Australian Mark Hester builds frames in steel, but his Prova Speciale is anything but traditional

This article first appeared in Issue 77 of Cyclist magazine

Photography: Mike Massaro

If there were an award for the most accomplished CV in framebuilding, Mark Hester would be on the shortlist.

He excelled at his mechanical engineering degree, spent three years as a design and data engineer at Prodrive Racing Australia (a pretty big deal in motorsport), then shared the next eight between posts at Bosch and Jaguar Land Rover.

Even his youth was spent helping his dad build high-performance race cars, and much like his CV, that fed directly into where he is today: high-end custom bicycles, right down to their very name.

‘Prova means to test and develop in Italian,’ says Hester. ‘When I was a kid, Ferrari used to put “Prova” and a model number on the back of their test cars. I always knew I’d use it as a business name one day.’

On this particular example that name sits luminescent in silver against the candy apple paint, a clue to at least one of the materials involved here.

‘It’s stainless steel, so the logos are polished exposed areas of the tubes. The top tube is Reynolds 953, the down tube Columbus XCr, and the head tube is custom CNC’d stainless steel. The rear non-driveside dropout is 3D-printed stainless steel, as is the seat tube lug.’

Yet there is more. The seat tube-cum-integrated seatpost is carbon, onto which clamps a 3D-printed titanium topper. Where others might look to stock parts, Hester makes his own.

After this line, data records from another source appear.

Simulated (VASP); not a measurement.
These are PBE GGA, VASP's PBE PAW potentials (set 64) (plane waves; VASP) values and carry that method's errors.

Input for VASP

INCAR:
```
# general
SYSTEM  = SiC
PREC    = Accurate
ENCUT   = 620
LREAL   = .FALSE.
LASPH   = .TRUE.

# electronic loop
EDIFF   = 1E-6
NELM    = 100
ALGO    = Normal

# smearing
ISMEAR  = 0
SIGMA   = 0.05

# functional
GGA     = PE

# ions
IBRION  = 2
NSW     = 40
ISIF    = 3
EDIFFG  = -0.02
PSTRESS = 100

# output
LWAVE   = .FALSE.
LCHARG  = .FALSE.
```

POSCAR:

‘I make the carbon seat tube myself. It’s thicker at the lug, which is a high-stress area, then tapers away from the lug join.

‘The 3D-printing is designed by me and made in New Zealand by a company that makes rocket parts.

‘I do the CAD design, the FEA simulation, the fabrication and the testing of every bike.

‘Testing is really important to me. Not every builder does it, but being an engineer I want to be completely confident in the bikes I give to people.’

The science of compliance

Testing led Hester to some interesting findings. The rear end of a steel frame is ‘30-40% less vertically compliant than a good carbon frame, whereas steel frames come pretty close in hub-to-hub stiffness if you use an oversized down tube.’ That’s the stiffness associated with efficient power transfer.

‘I think the comfort people feel in a steel bike is really coming from the front triangle’s ability to soak up bumps, and it happens when the down tube and top tube can deflect upwards on impact.

‘Small diameter or thin-walled steel tubes are best adapted to allow this.’

This is why Hester uses the wide-diameter 953 and XCr tubes, which comprise the thinnest tube walls available – just 0.3mm in some areas – and a 1.25in, rather than 1.5in, tapered head tube.

It’s also the main reason for the carbon seat tube. Hester says it provides rear-end compliance more in keeping with the front triangle, with the happy by-product that it saves 400g over a steel seat tube.

This Speciale frame comes in at a claimed 1,590g, with the full build well under 8kg.

‘Compliance is really important for a road bike, and not just for rider comfort. When carbon came along in MotoGP, designers made the frames almost infinitely stiff and it just didn’t work.

‘They couldn’t generate the grip because there was a constant load variation on the contact patch of the tyres as the frame wasn’t flexing torsionally to cope.

‘When you lay a bike down into a corner – and it’s the same for road bikes – it’s not the suspension fork that’s absorbing bumps, it’s the frame, and if the front and rear wheels can’t move independently [as with a super-stiff frame] the bike will jump off line.

‘If a frame is too soft, however, a bike will have an indirect, unpredictable feel in corners. The trick is balance through materials, design and construction.’

Australian by design

For a disc bike, the Prova Speciale is clean. The quality of the brazing and welding makes it hard to spot where one tube ends and another begins, particularly around that 3D-printed seat tube lug.

Brake hoses disappear into holes that have been reinforced on the inside using yet more custom designed 3D-printed parts, as opposed to stock inserts that sit proud of tube faces.

The build has been carefully considered as well. The Enve 4.5 wheelset has been customised by Dan Hale at Melbourne-based Shifter Bikes (top Instagram following tip, by the way), who stripped and polished the DT Swiss 240 hubs to echo the frame accents.

The Pro Stealth saddle has been re-skinned by fellow Melbournian Busyman Bicycles in alcantara, the synthetic leather used on car interiors, and the bars wrapped in matching tape.

‘You can’t ignore the aesthetic side of road bikes, but this is really design-driven,’ says Hester.

‘It’s what I think a modern steel disc road bike should be. It’s for that customer who might usually ride some high-end Cervélo or something.